This revised GDP report also includes a tally of corporate profits. And over the last year, profits have been booming. Last quarter, American companies took home about 10% more than they did the same time a year ago.

Corporate profits are up in large part because prices are up. Even companies that are selling fewer products are seeing higher profits, said George Pearkes, macro strategist at Bespoke Investment Group.

“They’re able to push so much pricing power that it more than makes up for the decline in volumes,” he said. “And revenues are up at a really healthy pace because of that.”

Prices are higher because companies are passing along higher costs and people are willing to pay higher prices. Household balance sheets — for the most part, Pearkes said — are still in good shape.

“And combined with strong wage growth and strong employment growth, tight labor markets, you’re in a situation where consumer demand has really held up much better than anyone really expected, including myself,” said Pearkes.

Strong demand and higher prices put more cash on corporate balance sheets.

A lot of companies have been using that cash to invest in equipment, according to Jennifer Lee, senior economist at BMO Capital Markets.

“Machinery that can do the job quickly, you know, more efficiently,” she said. “Especially now, when you’ve got a shortage of workers and a shortage of labor.”

But next year, profits could start getting squeezed.

Spending on services like restaurants and hotels is likely to be pretty resilient, said Shannon Seery, an economist at Wells Fargo. But spending on goods has been gradually slowing down.

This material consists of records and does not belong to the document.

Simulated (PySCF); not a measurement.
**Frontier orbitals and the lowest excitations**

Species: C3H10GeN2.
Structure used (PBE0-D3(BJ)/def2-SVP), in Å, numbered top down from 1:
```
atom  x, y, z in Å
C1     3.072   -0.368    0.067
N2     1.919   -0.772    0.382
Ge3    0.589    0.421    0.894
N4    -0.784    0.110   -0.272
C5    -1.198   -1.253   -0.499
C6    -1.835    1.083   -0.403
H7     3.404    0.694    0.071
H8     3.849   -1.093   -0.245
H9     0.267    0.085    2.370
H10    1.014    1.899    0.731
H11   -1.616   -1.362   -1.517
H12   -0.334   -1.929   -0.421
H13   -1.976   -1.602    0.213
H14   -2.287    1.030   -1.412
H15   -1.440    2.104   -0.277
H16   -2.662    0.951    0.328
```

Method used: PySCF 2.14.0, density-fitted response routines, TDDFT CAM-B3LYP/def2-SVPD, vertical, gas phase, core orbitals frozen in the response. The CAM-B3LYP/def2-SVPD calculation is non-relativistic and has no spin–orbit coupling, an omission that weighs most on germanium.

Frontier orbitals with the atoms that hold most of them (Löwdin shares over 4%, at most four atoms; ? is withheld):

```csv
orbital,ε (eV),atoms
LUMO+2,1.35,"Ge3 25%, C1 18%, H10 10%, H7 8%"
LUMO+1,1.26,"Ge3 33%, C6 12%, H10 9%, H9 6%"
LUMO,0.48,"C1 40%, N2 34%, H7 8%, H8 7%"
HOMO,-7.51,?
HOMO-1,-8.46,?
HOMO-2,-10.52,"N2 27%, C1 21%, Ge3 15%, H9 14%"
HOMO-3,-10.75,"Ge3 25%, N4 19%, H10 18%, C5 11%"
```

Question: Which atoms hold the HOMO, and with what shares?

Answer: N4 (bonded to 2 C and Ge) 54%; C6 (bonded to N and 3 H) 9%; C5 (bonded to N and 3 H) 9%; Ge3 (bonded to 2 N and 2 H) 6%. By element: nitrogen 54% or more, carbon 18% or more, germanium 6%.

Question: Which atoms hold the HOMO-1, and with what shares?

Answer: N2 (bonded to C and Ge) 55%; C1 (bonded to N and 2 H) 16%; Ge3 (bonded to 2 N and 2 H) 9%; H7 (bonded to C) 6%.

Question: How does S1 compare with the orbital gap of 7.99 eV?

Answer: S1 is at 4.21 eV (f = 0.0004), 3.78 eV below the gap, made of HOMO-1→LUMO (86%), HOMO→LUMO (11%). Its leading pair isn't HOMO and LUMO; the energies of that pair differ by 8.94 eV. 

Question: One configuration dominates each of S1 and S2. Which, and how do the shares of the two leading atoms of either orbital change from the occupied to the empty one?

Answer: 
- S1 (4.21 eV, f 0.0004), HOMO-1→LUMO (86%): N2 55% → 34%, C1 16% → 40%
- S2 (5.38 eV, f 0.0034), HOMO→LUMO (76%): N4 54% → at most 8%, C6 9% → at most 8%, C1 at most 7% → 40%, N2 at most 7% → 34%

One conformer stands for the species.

“Essentially, as you see consumers start to pull back, that’s where we don’t think that businesses will be able to pass on as much of a price gain going forward,” she said.

Companies are also facing higher borrowing costs and an economy that’s pretty uncertain. Business investment will slow down if companies start anticipating a recession, Seery said.

“There’s less of a desire to make a large capital expenditure than there is in an environment where demand is booming and you know there’s going to be a decent return on that investment.”

And if profits start declining, Seery said we could start to see layoffs pick up too.